In this episode, you will continue with part two of .NET 6 using Onion Architecture.
We laid out the core project, the first unit test, and the private bill and now we will review those builds and get them working on windows images. You will also see the difference between GitHub Actions and Azure Pipelines, the difference in speed when building, and the Yammel format of both.
After that, we will go into documenting and diagraming the architecture for this church bulletin application. It’s so important to communicate to future team members what your architectural decisions are and that is why we document, diagram, or sketch out any decisions about how the application will be used, where it is going to be hosted and the structure of the visual studio solution.
This is done once at the beginning of a project and then incrementally as architectural decisions are made. This way, anyone else that comes to contribute to the software immediately understands what the overall intent is.
You have a vision in your head on day one with a little tiny bit of code then on day two and day three and day four, the vision grows and develops into a full vision for the software that needs to be realized. The communication tool of the vision becomes important for any team member to break it down.
This episode also introduces the two most widely used mechanisms for going from high level down to detailed architecture and design diagrams- Philippe Kruchten’s 4+1 View Model and Simon Brown’s C4 Model for architectural diagrams.
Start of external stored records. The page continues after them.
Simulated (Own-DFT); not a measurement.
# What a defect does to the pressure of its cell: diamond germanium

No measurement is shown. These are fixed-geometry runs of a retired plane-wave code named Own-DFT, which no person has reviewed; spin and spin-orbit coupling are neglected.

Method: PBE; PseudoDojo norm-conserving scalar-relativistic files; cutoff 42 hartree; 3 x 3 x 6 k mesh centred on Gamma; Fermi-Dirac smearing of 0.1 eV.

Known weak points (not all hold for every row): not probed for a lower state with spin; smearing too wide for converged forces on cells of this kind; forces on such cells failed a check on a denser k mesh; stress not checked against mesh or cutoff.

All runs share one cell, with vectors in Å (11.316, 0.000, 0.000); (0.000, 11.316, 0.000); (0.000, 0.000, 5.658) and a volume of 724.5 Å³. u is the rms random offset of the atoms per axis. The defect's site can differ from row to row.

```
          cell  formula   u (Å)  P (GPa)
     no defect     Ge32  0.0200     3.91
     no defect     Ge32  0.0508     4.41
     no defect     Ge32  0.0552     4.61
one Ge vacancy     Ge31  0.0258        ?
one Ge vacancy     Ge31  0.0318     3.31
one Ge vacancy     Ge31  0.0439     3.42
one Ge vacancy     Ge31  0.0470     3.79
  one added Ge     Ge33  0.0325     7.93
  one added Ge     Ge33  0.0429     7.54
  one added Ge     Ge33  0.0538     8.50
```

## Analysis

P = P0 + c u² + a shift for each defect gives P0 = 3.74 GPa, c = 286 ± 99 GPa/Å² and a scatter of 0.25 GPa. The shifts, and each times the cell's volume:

You will learn PlantUML for creating diagrams that you can save in a Git repository that is a text format. These are similar in a textual format when you make a change to them, you can diff them and you can see them, and they are friendly to pull requests.
There’s some very simple tooling in VS code that allows us to automatically generate an image diagram from the textual representation that we will go through and use to create the architectural diagrams. You will create five layers of architectural blueprints describing what you’re going to end up with as you create this church bulletin application.